AI – CarVision

Task of AI

The task of the AI is the detection of the lane by processing an image as shown in the figure below.

The AI predicting the lane.

Architecture

There is one type of AI that performs best in object recognition on images, the convolutional neural network (CNN). Since we have an image as input and want an image as output, our network has an encoder with convolution and max-pooling layers and an decoder with deconvolution and upsampling layers. The figure below shows the architecture of the network. On the left side the encoder, and on the right side the decoder.

CNN architecture

Convolution

Since convolution is the main part of a CNN, lets take a look on how it works. The figure below shows the input image with size 16×8 on the left side. Applying the kernel size 3×3 (in the middle of the figure) on each pixel of the input image, the output with size 14×6 results (right side of the figure). In this context ‘applying’ means: Placing the kernel on the input image in the left upper corner, then multiplying each image pixel with the overlying kernel pixel, adding them up and storing them in the output image. Then move the kernel one pixel and repeat the process until the whole image is filtered.

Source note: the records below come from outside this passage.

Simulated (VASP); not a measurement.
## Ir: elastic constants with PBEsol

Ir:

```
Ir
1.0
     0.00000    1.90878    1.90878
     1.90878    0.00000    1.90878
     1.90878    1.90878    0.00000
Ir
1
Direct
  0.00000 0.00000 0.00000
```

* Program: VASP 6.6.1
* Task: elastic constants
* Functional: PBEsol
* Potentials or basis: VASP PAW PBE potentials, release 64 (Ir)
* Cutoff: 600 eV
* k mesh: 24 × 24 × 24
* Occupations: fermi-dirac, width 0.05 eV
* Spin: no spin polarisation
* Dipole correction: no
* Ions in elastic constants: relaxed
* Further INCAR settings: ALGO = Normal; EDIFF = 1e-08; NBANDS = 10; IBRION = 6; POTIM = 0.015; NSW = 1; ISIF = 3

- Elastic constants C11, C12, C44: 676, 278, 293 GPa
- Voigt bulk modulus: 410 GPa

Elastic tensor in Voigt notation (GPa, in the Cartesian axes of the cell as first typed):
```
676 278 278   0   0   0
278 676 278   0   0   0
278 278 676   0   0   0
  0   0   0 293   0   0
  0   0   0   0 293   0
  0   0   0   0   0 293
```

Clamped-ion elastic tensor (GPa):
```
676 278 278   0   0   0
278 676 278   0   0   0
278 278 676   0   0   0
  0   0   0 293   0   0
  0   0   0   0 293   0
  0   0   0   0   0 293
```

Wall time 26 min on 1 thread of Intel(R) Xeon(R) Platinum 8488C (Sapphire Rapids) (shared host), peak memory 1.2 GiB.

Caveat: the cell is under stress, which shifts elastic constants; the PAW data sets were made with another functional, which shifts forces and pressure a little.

Applying a left upper to right lower diagonal kernel on an image (left: input, middle: kernel, right: output).

Feature Maps

The figure below gives an insight into how the CNN works. Each block shows the feature maps (the output) of a layer.

The input and output images have size 40×20 pixel. The reason for such a low resolution is to save computing power. By applying a convolution each pixel needs at least one arithmetic operation.

Fixed-Point Model

For later use in the FPGA the trained floating-point model of the CNN was converted to a 1.15 fixed-point model. For conversion a Matlab script was implemented, which reads in a H5-file, reorders the weights and biases for better indexing while processing, converts them to fixed-point and writes them to a binary file.